Statistics deals with the collection, organization, analysis, interpretation and presentation of data.
Statistics is the practice of turning data into information to identify trends and understand features of populations.
A variable is a characteristic of an individual in a population, the value of which can differ between entities within that population.
A numeric variable is one whose observations are naturally recorded as numbers.
A continuous variable can be recorded as any value in some interval.
A discrete variable may take on only distinct numeric values.
A categorical variable may take only one of a finite number of possibilities.
A nominal variable is a categorical variable that cannot be logically ranked.
An ordinal variable is a categorical variable that can be naturally ranked.
Univariate data deals with only one variable at a time. Bivariate data deals with two variables at a time. Multivariate data deals with many variables at a time.
A population is defined as the entire collection of individuals or entities of interest.
Characteristics that describe a population are called parameters. We typically use Greek letters to denote these.
A sample is any subset of the population.
Characteristics that describe a sample are called statistics. We typically use Latin letters to denote these.
In inferential statistics our goal is to use the information we have available in our sample to find out about our population.
The distribution is a variable tells us what values it takes and how often. There are many numbers we can calculate that will tell this story.
The arithmetic average. The sum of all the observations divided by the number of observations n.
\[\bar{X} = \frac{1}{n} \sum_{i=1}^n X_i\]
Order all the observations from smallest to largest. This is the middle value (for odd n) or the average of the two middle values (for even n).
This value divides our data in half. The median is less affected by outliers than the mean and preferred when dealing with skewed data.
The most common value.
For categorical data, it makes no sense to calculate numeric summaries. However, it is sometimes useful to count the number of observations that fall within each category. These counts or frequencies represent the most elementary summary statistic of categorical data.
A table is a useful way to summarize these frequencies.
From the table it is easy to calculate the proportion that represents the fraction of observations in each category, usually expressed as a decimal.
A quantile is a value computed from a collection of numeric measurements that indicates an observation’s rank when compared to all the other present observations.
Percentiles are quantiles expressed on a percent scale. They divide the distribution of a variable in 100 equal pieces.
To find the \(p\)th percentile use the ranked-ordered data to calculate:
\[m = \frac{p}{100}n\] If \(m\) is not an integer, round up. The pth percentile is the data value located at the position of the next integer greater than \(m\). If \(m\) is an integer, calculate the mean of positions \(m\) and \(m+1\). We can also talk about deciles, quartiles, etc.
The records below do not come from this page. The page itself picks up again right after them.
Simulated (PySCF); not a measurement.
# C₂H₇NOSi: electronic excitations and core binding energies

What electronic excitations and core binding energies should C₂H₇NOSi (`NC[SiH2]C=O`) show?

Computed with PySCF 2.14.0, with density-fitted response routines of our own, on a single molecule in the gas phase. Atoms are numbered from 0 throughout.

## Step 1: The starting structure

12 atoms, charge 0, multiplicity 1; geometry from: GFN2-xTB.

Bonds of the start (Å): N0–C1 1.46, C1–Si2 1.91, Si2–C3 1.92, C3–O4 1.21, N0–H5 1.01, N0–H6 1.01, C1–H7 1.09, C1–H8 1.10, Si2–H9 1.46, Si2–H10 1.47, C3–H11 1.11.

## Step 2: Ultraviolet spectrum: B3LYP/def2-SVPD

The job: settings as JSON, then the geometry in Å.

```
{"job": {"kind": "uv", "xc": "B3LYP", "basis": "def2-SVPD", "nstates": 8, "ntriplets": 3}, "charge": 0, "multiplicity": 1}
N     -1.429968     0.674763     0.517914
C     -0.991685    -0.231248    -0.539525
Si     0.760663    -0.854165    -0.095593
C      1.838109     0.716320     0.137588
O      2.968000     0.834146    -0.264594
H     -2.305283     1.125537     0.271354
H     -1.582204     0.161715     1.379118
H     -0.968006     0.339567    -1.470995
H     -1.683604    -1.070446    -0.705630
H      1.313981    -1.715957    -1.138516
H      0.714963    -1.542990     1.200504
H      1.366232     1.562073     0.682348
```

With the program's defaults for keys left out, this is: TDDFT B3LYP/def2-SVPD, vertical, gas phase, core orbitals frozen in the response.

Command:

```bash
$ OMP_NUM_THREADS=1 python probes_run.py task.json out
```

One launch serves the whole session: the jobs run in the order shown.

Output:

The five-number summary of a variable is comprised of the 0th percentile (the minimum), the 25th percentile, the 50th percentile, the 75th percentile, and the 100th percentile (the maximum).
Measures of spread or dispersion tell us how much variability there is in the data.
Difference between the minimum and maximum value.
Difference between the third and first quartile.
The sample variance measures the degree of the spread of numeric observations around their arithmetic mean.
The variance is a particular representation of the average squared distance of each observation when compared to the mean.
\[\ s^2 = \frac{1}{n-1} \sum_{i=1}^n (x_i-\bar{x})^2\]
The standard deviation is simply the square root of the variance \(\sqrt{\ s^2 }\).
The z-score is a measure that indicates the relative position of a data value with respect to the data of which it is a member.
This implies a transformation on the data also called standardization or normalization. To do this transformation, subtract the mean and divide by the standard deviation:
\[\ z_i = \frac{x_i - \bar{x}}{s}\]
An outlier is an observation that does not appear to “fit” with the rest of the data.
A value with a z-score of \(+/- 3\) or \(+/- 2.5\) might be considered an outlier.
Sometimes we are interested in investigating the relationship between two numeric variables.
The covariance expresses how much two numeric variables change together and the nature of that relationship, whether it is positive or negative.
\[\ s_{xy} = \frac{1}{n-1} \sum_{i=1}^n (x_i-\bar{x})(y_i-\bar{y})\]
The correlation allows you to interpret the covariance further by identifying both the direction and the strength of any association.
\[\ r_{xy}=\frac{\ s_{xy}} {\ s_x\ s_y}\] where \(-1 \le \ r_{xy} \le +1\).
Notice that this is Pearson’s product-moment correlation coefficient and it measures only the linear association between two variables. Correlations closer to \(\pm 1\) are strong and those closer to \(0\) are weak.